Oh, my. This pattern. I've had my eye on it a while. I started following #sapporocoat over on IG, and it was just a matter of time before I would buy this one and make it up.
Local fabric store and sewing studio, Topstitch, advertised a class for making this popular jacket. I couldn't sign up for the class due to travel plans, but I contacted them and purchased the pattern. This pleased me because it's a New Zealand publication and I really wanted a paper pattern, rather than a PDF.

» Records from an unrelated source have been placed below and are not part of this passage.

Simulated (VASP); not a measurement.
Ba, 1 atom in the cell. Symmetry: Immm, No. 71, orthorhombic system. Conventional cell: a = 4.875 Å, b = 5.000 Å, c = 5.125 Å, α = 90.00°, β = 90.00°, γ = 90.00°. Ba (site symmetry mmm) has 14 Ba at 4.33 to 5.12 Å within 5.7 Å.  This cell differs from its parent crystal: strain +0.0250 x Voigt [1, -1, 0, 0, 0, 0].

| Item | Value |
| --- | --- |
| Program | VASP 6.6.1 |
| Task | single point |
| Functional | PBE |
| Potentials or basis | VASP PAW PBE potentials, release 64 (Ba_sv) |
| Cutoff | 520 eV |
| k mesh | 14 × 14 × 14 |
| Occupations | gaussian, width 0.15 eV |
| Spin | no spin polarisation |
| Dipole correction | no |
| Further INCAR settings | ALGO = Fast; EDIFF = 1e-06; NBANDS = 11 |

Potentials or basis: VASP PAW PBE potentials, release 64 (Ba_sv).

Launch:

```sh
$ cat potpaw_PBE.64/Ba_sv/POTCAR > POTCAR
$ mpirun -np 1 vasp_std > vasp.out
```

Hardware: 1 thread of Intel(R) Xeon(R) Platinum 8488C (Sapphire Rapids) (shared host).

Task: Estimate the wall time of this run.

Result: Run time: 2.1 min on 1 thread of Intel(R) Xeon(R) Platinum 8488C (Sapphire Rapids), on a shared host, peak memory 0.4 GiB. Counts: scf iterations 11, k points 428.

There are many things to love about this pattern:
- the overall lantern shape
- the cool slanted in-seam pockets
- the way the neckline frames the face
- bracelet length sleeves
Since I had waited a while to purchase it, I took my time making it. I read all the 4-star reviews on PatternReview. There are lots of 5-star reviews too, but I find that 4-star reviews often reveal issues more effectively than 5-star reviews.
One of the reviews included a link to a sew-along tutorial here. That was instructive because I could see what the intent was and make changes accordingly.
The instructions included in the Sapporo Coat pattern are cute but sparse. There are many curved seams that benefit from stay-stitching, not mentioned once. In fact, my outer fabric is a very firm wool and stay-stitching was required for smooth curves.
The cut-on in-seam pockets also need stay-stitching at the corners. I wish now that I had added a little interfacing to the pocket opening. Next time.
I also under-stitched at the neckline and the sleeve hems by hand. Because my lining is flush with the edge of the sleeve hem, I also used a Susan Khalje technique for steam pressing. It seems to be mostly working, though I may add some subtle sashiko stitching to make sure nothing rolls.
This fabric is a remnant purchased from local fabric store, Gail K, several years ago. It is similar to wool crepe. The base is brown wool and there is a thicker black thread woven in creating the look of a subtle pin-stripe. Because of this novelty weave, I thought it would be wise to cut with nap. A close examination of the instructions made clear that their layout was WITHOUT nap. Glad I caught that.
A significant and documented problem is the lining. Oy.
The pattern includes a separate front lining to be attached to cut-on front facings. The back piece is the same for both the outer fabric and the lining. But they are designed so that there is ZERO slack or ease in the lining. That is, you are to cut off all the extra vertical length in the back piece and the front lining piece is woefully short. At least one reviewer noted that her back hem was already starting to curl up.
I added inches to the front and back lining pieces to provide the needed slack for a conventional lining. I also added a center back pleat to the back lining piece.
The pattern calls for using outer fabric for the lining for the sleeves. The method for attaching the lining and outer sleeves together generates a lot of bulk, as can be seen in a number of reviews and pictures on line. I ignored those instructions and constructed my lining in a traditional fashion, mirroring the jacket.
I used many techniques for jacket making learned from Pam Howard. What fun to remember taking a very challenging tailored jacket class from her!
One technique was the slick handling of vertical slack along the lower front hem, as well as bagging the jacket lining, after hand-stitching the hems. I love that technique!
My lining was also from deep stash. I think it was in a mystery bag I purchased from Marcy Tilton during her last Design Outside the Lines workshop in 2013. I was sad to discover that it is polyester. I burn tested it more than once because I really wanted it to be rayon.
It is a polyester satin and so ravels like crazy. But it has wonderful drape and feels silky. And I like the way it looks with this rich brown wool. If it makes me uncomfortable, I'll just take it out and line with rayon or silk. But for now, I'm enjoying the look of the polka dots.